Last updated on August 26th, 2014 at 03:27 am
Sometimes you just need a Mac.
Time for a New Computer
As a self-proclaimed geek, I always look forward with hesitation to that time when upgrading my current computer situation becomes a necessity. On one hand, I have my current rig set up exactly as I want it, perhaps after a few years of tweaking settings and customization (and definitely not looking forward to having to reinstall all my stuff on a new computer). On the other hand there’s the excitement of buying or building a new machine and reveling in the capabilities of updated technology.
Five years ago if someone told me that I’d be considering purchasing a Mac as my new system, I would have dismissed them as a crazy know-nothing who probably lived at home with mommy & daddy and could burn money on overpriced hardware because they didn’t have a mortgage or any other bills. Mac computers were for people who didn’t know how to use a real computer and didn’t have a need for real software like Microsoft Office.
It’s All About Exposure
As an IT guy who spends most of his time working with various versions of Microsoft Windows operating systems, it came to a surprise to me when I found out that may of my coworkers used a Mac at home even though they worked on Windows computers all day at work. I was no stranger to the odd love that Mac users tend to have for their machines and how they are quick to defend the Apple brand in the face of scrutiny by people who say that Microsoft’s operating system is superior. So when I had a chance to sit in front of one of the newer iMac computers at a coworker’s house, I was surprised at how much I liked it (even though I really didn’t know much about how to use it). I still wasn’t really considering buying one though.

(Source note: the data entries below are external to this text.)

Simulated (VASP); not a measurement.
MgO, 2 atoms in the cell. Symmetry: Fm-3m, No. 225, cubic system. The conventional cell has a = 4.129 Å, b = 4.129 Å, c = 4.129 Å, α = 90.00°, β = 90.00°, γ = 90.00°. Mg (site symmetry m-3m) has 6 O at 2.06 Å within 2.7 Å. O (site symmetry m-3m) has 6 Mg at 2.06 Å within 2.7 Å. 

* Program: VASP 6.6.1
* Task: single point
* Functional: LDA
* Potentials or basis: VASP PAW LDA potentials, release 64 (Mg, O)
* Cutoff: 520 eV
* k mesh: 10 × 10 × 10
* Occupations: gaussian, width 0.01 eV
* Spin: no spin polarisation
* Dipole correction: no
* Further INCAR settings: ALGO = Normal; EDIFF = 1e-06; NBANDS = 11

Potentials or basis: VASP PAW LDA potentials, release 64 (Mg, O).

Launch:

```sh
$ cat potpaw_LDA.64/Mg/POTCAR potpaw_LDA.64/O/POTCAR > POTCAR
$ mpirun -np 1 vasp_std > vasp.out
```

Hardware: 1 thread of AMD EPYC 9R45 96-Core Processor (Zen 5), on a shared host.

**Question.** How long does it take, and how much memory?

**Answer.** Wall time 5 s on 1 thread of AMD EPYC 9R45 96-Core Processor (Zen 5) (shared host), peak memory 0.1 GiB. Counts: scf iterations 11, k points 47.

About 2 years ago, it was time to upgrade to a new smartphone. I’d been using a Blackberry Storm 2, arguably one of the best phones that Blackberry made up until that time and before that phone I owned a Palm Centro (my, how things have changed). I went with an iPhone 4S simply for something different than what I’d been accustomed to using. Some people think iPhones are pieces of junk, and when it comes to their ability to survive a 6-inch drop onto concrete, it’s hard to argue otherwise. However, I immediately understood Apple’s strategy on locking their operating systems to a very specific set of hardware made to exacting specifications. Whereas Android attempts to make itself practical to use on any device which results in widely varied performance from one phone to the next, Apple does just the opposite; they want iOS to only work for their hardware and the operating system has been optimized to run smoothly on that hardware.
I still have that iPhone 4S and it works just fine. I haven’t really outgrown it and it’s been 2 1/2 years. I’m sitting on my upgrade waiting for the iPhone 6 to be released now.
Same Company, Same Philosophy
One thing that struck me with iOS was how similar it felt to my coworker’s iMac. The icons were the same the transition between iOS and OSX was extremely streamlined. I decided that when it was time to upgrade my aging Windows computer, that I’d seriously consider buying an iMac.
I was concerned that switching to a Mac would leave me missing some things that I’d loved about Windows. I knew that for a long time Macs didn’t support full disk encryption but as it turns out, the newer Macs have FileVault 2 which supports 128-bit AES encryption. I also was afraid that I’d be missing my Microsoft Office but as it turns out, Microsoft makes Office for Mac. Right there was two big hurdles out of the way so I dove in and ordered my 27″ iMac from the Apple store.
How to Transition Your Skills
If you’re not familiar with using a Mac, even the smallest tasks can turn out to be a bit frustrating. Thankfully, you can pretty much Google any question you have about how to do something with a Mac and you’ll also find comprehensive answers in Apple’s support forums. One of the things that I did was purchase a program called VMware Fusion so that I could create a virtual machine on my iMac and install Windows 7 on it. I can share files between the Mac OSX and the Windows 7 so that in a pinch if I couldn’t figure out how to do something on my iMac, I could do it on the Windows virtual machine instead. As the months went on, I found myself switching to the Windows VM less and less. Now the only time I use my Windows VM is when I need to use Microsoft Project since they don’t make it for Mac.
I have enjoyed being a Mac owner. The computer takes up much less space than my previous Windows desktops and there’s the added bonus that most of Apple’s devices play very nicely together. I now own 2 AppleTV units and can stream music & videos from my iMac straight to the AppleTVs for my own whole-house audio at much less expense than having an audio system custom built into my house. It also doesn’t hurt that the devices look simple and clean.